VBOs: Various questions

I understand that glBufferSubDataARB and glMapBufferARB won’t return until the GPU has finished using the corresponding bit of data, yet you can discard the buffer (I believe it has to be the entire buffer) and map it, avoiding any synchronisation issues (glBufferData with NULL, then glMapBuffer), while glBufferDataARB is less costly than glMapBufferARB AND doesn’t suffer from being locked out by the GPU.

I would have thought that it would be glUnmapBuffer that had to synchronise with the GPU and that glMapBuffer wouldn’t need to wait for the GPU to finish using the data. Why is the synchronisation on glMapBuffer?

Will there still be synchronisation issues if you call glMapBuffer, asking for read only access?

If there’s no synchronisation with the GPU on mapping read only buffers but there is for write/read-write, wouldn’t it be better for glMapBuffer to automatically invalidate/discard the buffer in use by the GPU, for write/read-write access? Why wouldn’t you call glBufferData with NULL followed by glMapData, as advised by nvidia’s VBO white paper?

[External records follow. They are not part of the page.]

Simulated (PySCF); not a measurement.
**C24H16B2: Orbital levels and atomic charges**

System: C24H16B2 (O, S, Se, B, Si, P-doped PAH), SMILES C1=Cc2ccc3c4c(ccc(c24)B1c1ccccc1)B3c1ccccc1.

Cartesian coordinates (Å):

Presumably, if I wanted to change just one vertex colour in a large VBO, I would be better to do a glBufferSubData over a ‘discard and map’, or even a glBufferData. But then if I wanted to refresh an entire vertex buffer, with completely new data, I’d want to do a glBufferData above all. If so, then surely there’s a point at which it becomes more efficient to do a complete upload (glBufferData or discard and map) over doing a glBufferSubData, due to the latter being locked out? Has anyone investigated this and produced any performance comparisons?

Finally, when would you want to do the ‘discard and map’ (glBufferData with NULL, then glMapData) over doing the plain old upload (glBufferData)?

Why is the synchronisation on glMapBuffer?
Because glMapBuffer may want to return the actual memory pointer of the data. The user may want to poke at it anywhere. Given that the memory may currently be in use, and thus having the user poke at it might be bad, glMapBuffer has to provoke a sync operation.

Will there still be synchronisation issues if you call glMapBuffer, asking for read only access?
I think the better question is, why are you trying to read from a buffer object to begin with (unless you’re using PBO or something)?

Most of the topics discussed here are implementation specific. I speak with knowledge of ATI’s current implementation and with that in mind realize other hardware venders may have done things differently.

Currently glMapBuffer always causes an idle unless the data is unspecified (ie you called bufferData with a null data pointer). Korval explains why there is a sync at map time. I will tell you that ATI’s read vbo is not currently optimized and will be slow. This may change in the future. I advise avoiding this if you can even if implementations are optimized since no matter how fast we make it will almost always be slower than the app keeping a copy for itself.

Here are some of the ways you can update data (skipping obvious ones) and the situations I would use them for. (Hopefully this will answer the rest of the questions sprinkled throughout your post.)

BufferSubData() - This will not cause any syncing with the vpu. This is the usually the best way to update a portion of a buffer object and is even good for updating the entire buffer.

glMapBuffer() - This will cause the sync you are worried about. The only time you would want to use this is if you know you haven’t used the object buffer in many frames so it’s safe to change without worrying about an update, but in most cases I would just advise using BufferSubData(). There are a few other cases it?s useful, but these aren?t performance cases to I?m not going to mention them.

BufferData() with a null data pointer followed by MapBufferObject() - This will not cause an idle since the current surface bound to the buffer object is undefined (ie we just allocated a new one). Usually this is the same performance as just calling BufferData() with a pointer to the data, with a slight increase in overhead from the extra entry point call. The place were this method is best is if you are generating geometry on the fly and would rather put it directly into the vbo and never place it in an app controlled buffer.

As a bonus performance tip I?ll recommend trying not to resize a buffer object frequently. While the performance hit for this isn?t that bad, it can cause a noticeable performance drop if abused badly. The reason this is bad is because we have to constantly find chucks of memory that fit your new requested size and this can lead to memory fragmentation.

Thanks very much. That’s helped clear a few things up.